Fathers & Sons, Race & Class, Exploitation & Apartheid, but Not Really: 'Black Cobra'
A martial artist selling black market diamonds gets in over his head.
Black CobraDirector: Scott Donovan
Cast: T.J. Storm, Cary-Hiroyuki Tagawa, Ursula Taherian
Release date: 2012-05-22
Black Cobra is about fathers and sons, race and class, exploitation, and the remnants of apartheid in South Africa. Okay, it wants to be about those things, however, it ends up not being about any of them. Just because a character mentions them once, doesn’t mean they’re important in your movie. The only one of these themes that are introduced early that actually remains beyond the opening scene is the fathers and sons.
Martial arts student Sizwe Biko (T.J. Storm) must sell some diamonds that have been in his family for 100 years (there’s an inevitable “family jewels” joke lurking in here somewhere) in order to get his dying father out of prison. Sizwe longs to be near his father, a former political activist, once again.
The man Sizwe sells his diamonds to, a Los Angeles Yakuza named Tanaka (Cary-Hiroyuki Tagawa), is a father himself. While Sizwe is a good man, the kind of man you’d be proud to call son, Tanaka’s son is a constant disappointment, disloyal, greedy, and spoiled. It is this contrast that… well… I’m not sure what this dichotomy is supposed to accomplish, but it’s there.
This emptiness is indicative of Black Cobra, and the result is a messy, slapped together attempt at a martial arts movie. In spirit it is a throwback to blaxploitation chopsocky films like Jim Kelly’s Black Belt Jones and Hot Potato. Too bad it pales in comparison. Those films are campy and fun, and Black Cobra is just terrible on all fronts.
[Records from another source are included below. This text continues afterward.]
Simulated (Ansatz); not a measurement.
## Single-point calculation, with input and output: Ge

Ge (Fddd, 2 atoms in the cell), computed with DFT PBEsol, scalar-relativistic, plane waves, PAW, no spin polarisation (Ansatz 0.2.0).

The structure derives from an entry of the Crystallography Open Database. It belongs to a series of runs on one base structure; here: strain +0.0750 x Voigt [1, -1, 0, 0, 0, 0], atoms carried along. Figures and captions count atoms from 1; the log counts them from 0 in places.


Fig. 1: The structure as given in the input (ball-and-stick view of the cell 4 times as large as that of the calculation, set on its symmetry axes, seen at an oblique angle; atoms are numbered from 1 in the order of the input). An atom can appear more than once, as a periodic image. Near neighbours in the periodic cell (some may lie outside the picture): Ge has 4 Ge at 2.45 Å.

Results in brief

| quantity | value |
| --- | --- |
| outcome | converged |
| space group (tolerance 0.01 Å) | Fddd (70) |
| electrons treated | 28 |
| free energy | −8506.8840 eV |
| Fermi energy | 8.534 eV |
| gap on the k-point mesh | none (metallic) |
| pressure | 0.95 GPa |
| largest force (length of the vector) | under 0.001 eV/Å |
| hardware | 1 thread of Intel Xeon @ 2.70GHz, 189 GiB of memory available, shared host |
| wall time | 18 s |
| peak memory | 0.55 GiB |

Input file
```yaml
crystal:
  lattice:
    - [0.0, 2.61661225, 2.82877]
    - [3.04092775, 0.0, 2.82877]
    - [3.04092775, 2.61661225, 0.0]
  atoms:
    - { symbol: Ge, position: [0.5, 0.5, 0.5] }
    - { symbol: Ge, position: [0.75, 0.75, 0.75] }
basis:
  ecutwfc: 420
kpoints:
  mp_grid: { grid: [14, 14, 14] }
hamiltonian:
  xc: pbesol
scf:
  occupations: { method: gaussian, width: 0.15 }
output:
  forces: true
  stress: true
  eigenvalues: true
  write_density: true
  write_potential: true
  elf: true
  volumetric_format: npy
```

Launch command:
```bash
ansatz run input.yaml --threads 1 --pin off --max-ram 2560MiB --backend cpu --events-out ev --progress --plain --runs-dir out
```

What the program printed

Perhaps the biggest sin is the lackluster fight scenes. You can forgive a lot in a low-budget martial arts film, but the one thing you absolutely cannot do is have lame action. If your movie is built around fighting, the fighting can’t suck. But it does. Storm is a decorated martial artist and stunt veteran of dozens of action films, but the hand-to-hand scenes are so cut up that they’re damn near unwatchable. There’s an edit after almost every punch or kick, and the finished product is jarring to watch. There is absolutely no flow.
Overly obvious dialogue weighs Black Cobra down. Characters say things like, “I haven’t seen you since San Diego State,” that no real person would say. Combine this with unnecessary characters—like a pair of private investigators—and asides that never amount to anything or go anywhere, and the movie is as jumbled and confusing as it is cheesy. Sizwe goes to visit his sensei before travelling to LA—why you’re not sure, he’s only going to be gone a few days—but at first it’s like he just went into the woods to fight some guy who doesn’t talk. This scene plays out like a hazy dream, and you keep waiting for him to wake up, or anything to make any sense at all.
Various segments of Black Cobra has a different visual style and it seems like every act is directed by a new person. But it wasn’t. Scott Donovan directs the whole thing. One scene every edit is a fade. Each shot fades to black then back in again, almost like a movie trailer. There is while where a shaky-cam style takes over, the already mentioned rose-tinted dreamy sequence, and an attempt to pull off multiple split screens. This mishmash of styles is jammed together into a messy ball that threatens to break apart in your hands.
These are just a few of the bigger problems, but there are tons more to contend with before you finish Black Cobra. It throws you into the story with no set up. A tired running gag where people riff on Sizwe’s name just won’t die. Swizzle stick, Swizz, Sizzling Bacon, are a few of the choicest gems. One poorly placed flashback derails what little pace there is. And of course there’s an absurd catfight between two women who are only in the film to do just that, which devolves into a pillow fight.
The longer Black Cobra goes on the more ridiculous it becomes. For a second—just a second—you get the idea that things might get so silly that it could redeem the movie. Unfortunately the film never goes that far overboard, and you’re left with a steaming pile.
This one instance epitomizes what is wrong with Black Cobra. When a character is asked, “Why did you betray me?” his answer is, “It’s more complicated than that,” and nothing more.
The DVD of Black Cobra is similarly dull. Eleven minutes of deleted scenes are made up of awkward scenes between Sizwe and his wife, and moments that would have stretched out already painfully long scenes. An alternate ending is a tedious attempt to set up a sequel, one that is even worse than the try left in the finished movie. A blooper reel is exactly what you expect; flubbed lines, actors forgetting their lines, and botched kung fu moves. There is not much here worth paying attention to.